Article 40 © copyright to the Community Law Centre, University of the Western Cape

Training in North West Province Leads the Way

Over the period October 2001 until May 2002, a group of presenters have been conducting intersectoral training on child justice in preparation for implementation of assessment centres, child justice processes and ultimately the Child Justice Bill. Contracted by the forward- looking provincial Department of Social Services, Arts, Culture and Sport, the brief to the trainers was to ensure a restorative justice focus, and ensure that the training was practice orientated. Early on, the decision was also made to extend the training programme outside the Department's target group of social workers and probation officers, and to invite participation from SAPS, prosecutors and magistrates. Due to space constraints, and so as to ensure individualised sessions, only 55 places were available of which 30 were allocated to the social work contingent; however, fair representation of other role players in the overall mix was also obtained.

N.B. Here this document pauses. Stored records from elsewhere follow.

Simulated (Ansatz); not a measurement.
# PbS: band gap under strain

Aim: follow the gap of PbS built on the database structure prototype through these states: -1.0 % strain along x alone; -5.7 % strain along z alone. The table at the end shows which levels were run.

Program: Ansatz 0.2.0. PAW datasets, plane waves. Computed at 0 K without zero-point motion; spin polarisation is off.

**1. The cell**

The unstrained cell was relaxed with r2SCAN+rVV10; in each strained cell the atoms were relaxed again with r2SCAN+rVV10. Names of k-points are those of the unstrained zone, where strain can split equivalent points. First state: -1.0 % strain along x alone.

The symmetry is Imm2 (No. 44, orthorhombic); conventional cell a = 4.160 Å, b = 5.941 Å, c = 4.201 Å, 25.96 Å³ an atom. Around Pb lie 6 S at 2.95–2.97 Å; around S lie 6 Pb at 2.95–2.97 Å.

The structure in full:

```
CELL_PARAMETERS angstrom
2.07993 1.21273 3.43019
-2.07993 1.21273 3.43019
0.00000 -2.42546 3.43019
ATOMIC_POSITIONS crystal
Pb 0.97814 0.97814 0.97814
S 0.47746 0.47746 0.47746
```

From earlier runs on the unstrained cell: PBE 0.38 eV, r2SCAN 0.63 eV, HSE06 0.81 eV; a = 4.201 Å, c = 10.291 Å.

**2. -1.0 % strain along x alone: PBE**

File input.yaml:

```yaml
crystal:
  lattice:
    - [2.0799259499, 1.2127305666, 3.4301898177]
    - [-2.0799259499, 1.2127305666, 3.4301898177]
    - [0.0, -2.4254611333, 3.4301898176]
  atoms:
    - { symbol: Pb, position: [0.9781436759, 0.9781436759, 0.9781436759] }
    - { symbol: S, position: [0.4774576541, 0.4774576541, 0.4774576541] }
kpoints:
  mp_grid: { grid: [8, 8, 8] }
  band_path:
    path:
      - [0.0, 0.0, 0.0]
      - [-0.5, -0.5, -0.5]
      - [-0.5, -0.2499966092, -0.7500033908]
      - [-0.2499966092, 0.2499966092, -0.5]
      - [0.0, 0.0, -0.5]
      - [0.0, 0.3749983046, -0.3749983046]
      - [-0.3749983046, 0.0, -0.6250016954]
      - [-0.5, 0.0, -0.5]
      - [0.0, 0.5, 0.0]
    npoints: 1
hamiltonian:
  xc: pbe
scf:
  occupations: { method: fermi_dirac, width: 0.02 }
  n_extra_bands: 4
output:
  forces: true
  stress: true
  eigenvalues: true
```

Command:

Not wanting to remove key roleplayers from their offices and courts for extended periods of time led to a decision to phase the training in one, two or three day slots over a period of six months. The risk with this approach is that people may move on, drop out and fail for other reasons to complete in the programme. Happily, however, this did not materialise to any great extent, and at the conclusion of the programme nearly 50 certificates of completion were awarded. In hindsight, spreading the training over this period provided an important benefit: it enabled participants to practice their newly learnt skills while the programme was still underway, to pick up problems which could be discussed, to conduct their own training of other stakeholders in their magisterial districts, and last but not least, to learn to work inter-sectorally on the ground back home. Indeed many important agreements between probation and courts seem to have been negotiated after the first session or two, and the improvement in inter-sectoral relationships was specifically noted by most participants as a highlight of the training.

Structure of the modules

The training was divided into six modules with the starting point being to identify the objectives and participant expectations. People had come from widely differing settings, and with different points of reference as well as different levels of prior experience with child justice related work. So, in keeping with the provincial footprint, there were participants from deep rural areas, as well as small towns situated in large, spread out farming districts. By contrast, big mining towns such as Rustenburg, Klerksdorp, Potchefstroom and Brits were also represented. Then we had amongst our trainees probation officers with decades of specialised experience, as well as people with little prior knowledge of any aspect of child justice - but they certainly did not lack enthusiasm and interest!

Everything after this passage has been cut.